We tested the range topping Transonic 1.1 Di2 a few months back and were hugely impressed with the way it rode. That bike featured deep section carbon wheels and Dura-Ace Di2, not to mention a superbike price tag. Now most framesets can be flattered when kitted out with the best of the best – the true test is when a bike’s equipped with components we can afford and it still impresses.
Highs: Fast riding, nippy handling and packed with value
Lows: Weirdly uncomfortable saddle
Buy if: You want a bike that’s all about speed and not about price
For a bike that’s all about aero, the designers at Fuji are fairly modest about the Transonic. They make no huge claims about it being faster than others, just that it’s faster in the US’s A2 wind tunnel than either the brand’s own Altimira or SST race bikes.

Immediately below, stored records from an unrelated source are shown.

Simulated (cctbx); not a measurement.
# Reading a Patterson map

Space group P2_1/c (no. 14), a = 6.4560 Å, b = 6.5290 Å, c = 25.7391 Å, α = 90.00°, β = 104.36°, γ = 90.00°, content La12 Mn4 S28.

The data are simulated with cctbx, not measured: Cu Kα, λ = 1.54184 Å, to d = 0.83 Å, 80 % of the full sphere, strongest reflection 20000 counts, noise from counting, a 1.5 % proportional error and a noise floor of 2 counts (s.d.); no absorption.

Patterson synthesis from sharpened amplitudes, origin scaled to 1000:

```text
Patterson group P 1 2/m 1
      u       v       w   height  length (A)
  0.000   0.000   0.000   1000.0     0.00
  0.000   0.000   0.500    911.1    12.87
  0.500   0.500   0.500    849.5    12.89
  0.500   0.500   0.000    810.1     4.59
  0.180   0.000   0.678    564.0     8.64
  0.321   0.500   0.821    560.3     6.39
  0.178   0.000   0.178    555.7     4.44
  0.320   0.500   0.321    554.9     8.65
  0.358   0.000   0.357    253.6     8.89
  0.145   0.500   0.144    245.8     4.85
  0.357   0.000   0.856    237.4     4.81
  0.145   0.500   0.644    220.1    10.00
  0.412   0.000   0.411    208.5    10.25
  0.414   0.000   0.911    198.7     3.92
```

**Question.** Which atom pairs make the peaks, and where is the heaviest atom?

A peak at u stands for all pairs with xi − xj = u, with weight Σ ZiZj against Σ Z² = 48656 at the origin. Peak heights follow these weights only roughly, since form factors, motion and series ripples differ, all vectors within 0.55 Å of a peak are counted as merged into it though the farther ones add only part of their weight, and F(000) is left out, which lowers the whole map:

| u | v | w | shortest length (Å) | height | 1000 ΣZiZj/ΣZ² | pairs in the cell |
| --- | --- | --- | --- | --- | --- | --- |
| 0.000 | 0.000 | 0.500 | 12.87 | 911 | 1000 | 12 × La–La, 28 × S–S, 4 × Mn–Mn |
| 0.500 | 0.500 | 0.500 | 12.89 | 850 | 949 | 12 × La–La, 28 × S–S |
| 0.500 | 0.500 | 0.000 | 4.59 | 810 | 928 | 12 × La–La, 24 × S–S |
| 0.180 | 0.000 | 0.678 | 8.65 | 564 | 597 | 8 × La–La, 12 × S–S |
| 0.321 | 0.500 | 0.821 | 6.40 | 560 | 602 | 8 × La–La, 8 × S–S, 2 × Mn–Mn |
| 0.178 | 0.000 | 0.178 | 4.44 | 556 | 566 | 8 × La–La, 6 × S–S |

The front end features an aero contoured head tube that flows into the fork crown, where you’ll find an Ultegra direct-mount front brake. At the rear the bladed seat tube contours around the rear wheel and, unlike most aero machines the rear brake is seatstay mounted. The reason for this is ease of maintenance in race situations (under-BB brakes are difficult to adjust on the road).
As with the top-end Transonic, it’s good to find that the aero-bladed seat mast (using an inbuilt wedge binder) has been grip-taped on the leading edge where the clamp hits, providing a rock solid fixing without any slipping – something lots of aero bikes fall down on.
The ride feel is overall very smooth, the back end especially doing an impressive job of keeping buzz to a minimum, Up front the bladed fork and huge oversized head tube keep it tracking well, but tell-tale buzz does make it through to your hands through the alloy bars more quickly than it does through the rear.
The transonic’s sleek but solid front end is well specced with impressive 310 alloy bars from fuji’s in-house brand oval:
The Transonic’s sleek but solid front end is well specced with impressive 310 alloy bars from Fuji’s in-house brand Oval
On flat ground the Transonic reaches TT bike levels of swiftness; on more rolling terrain it dismisses short inclines with disdain. Parallel 73-degree angles and a wheelbase just over 1m make for an appealing combo of reactive steering and stability, and when you hit longer ascents the frame’s inherent rigidity makes for a strong performer. We mostly had no issue with the 52/36 and 11-28 gearing, though once we hit the last climb of the bike of the year test loop we did start secretly hoping a 34 would magically appear.
Component wise it’s all Oval, Fuji’s in-house supplier. At the business end the alloy 310 has a great ovalised top, which extends forward from the stem before gently sweeping back to the corner before dropping into a compact hook. The shape effectively lengthens the reach by a few mm and gives the 2.3 a long, low riding position. The 720 chainset is all-alloy, hollow-forged but with an industrial looking design that gives the impression of CNCing. Non-drivetrain cranks can mean an exercise in cost cutting, but the 320s are plenty stiff enough and are fitted with Praxis rings that are easily the equal of Ultegra in the shifting stakes.
The only Oval part we had issue with was the 500 saddle – the central section’s padding was just too soft and squishy, so the overall sensation when riding normally was the hard hull underneath and a feeling of floating around. We never felt we could get a truly comfortable and stable seated position – and it’s something we’d want to change as soon as possible.
We believe an aero bike should have aero wheels to make the most of the potential speed; the 2.3’s modest price means that’s not the case. The Oval 527 wheels fitted are surprisingly good though, the wide rim profile enabling the usually slim 23c Vittoria rubber to be shaped with a much rounder profile, helping the bike roll serenely over rougher surfaces. But we did have the occasional rim hit, as the shallow tubulars compressed on edge of potholes enough to give the alloy beneath an almighty whack. Ideally we’d fit 25c – and surprisingly for an aero bike the Transonic will take up to a 28!
Overall we’re impressed with the Transonic – it’s a true next-gen aero bike that gives the likes of Giant’s Propel a good run for its money. For considerably less outlay than the Propel you get a great frame, good components and Shimano Ultegra. If you want your next bike to be fast above all, and you fancy the occasional TT or trying a multisport event, we’d suggest you give the Transonic a try as its mix of fine handling, speedy ability and great value are all compelling reasons to own one.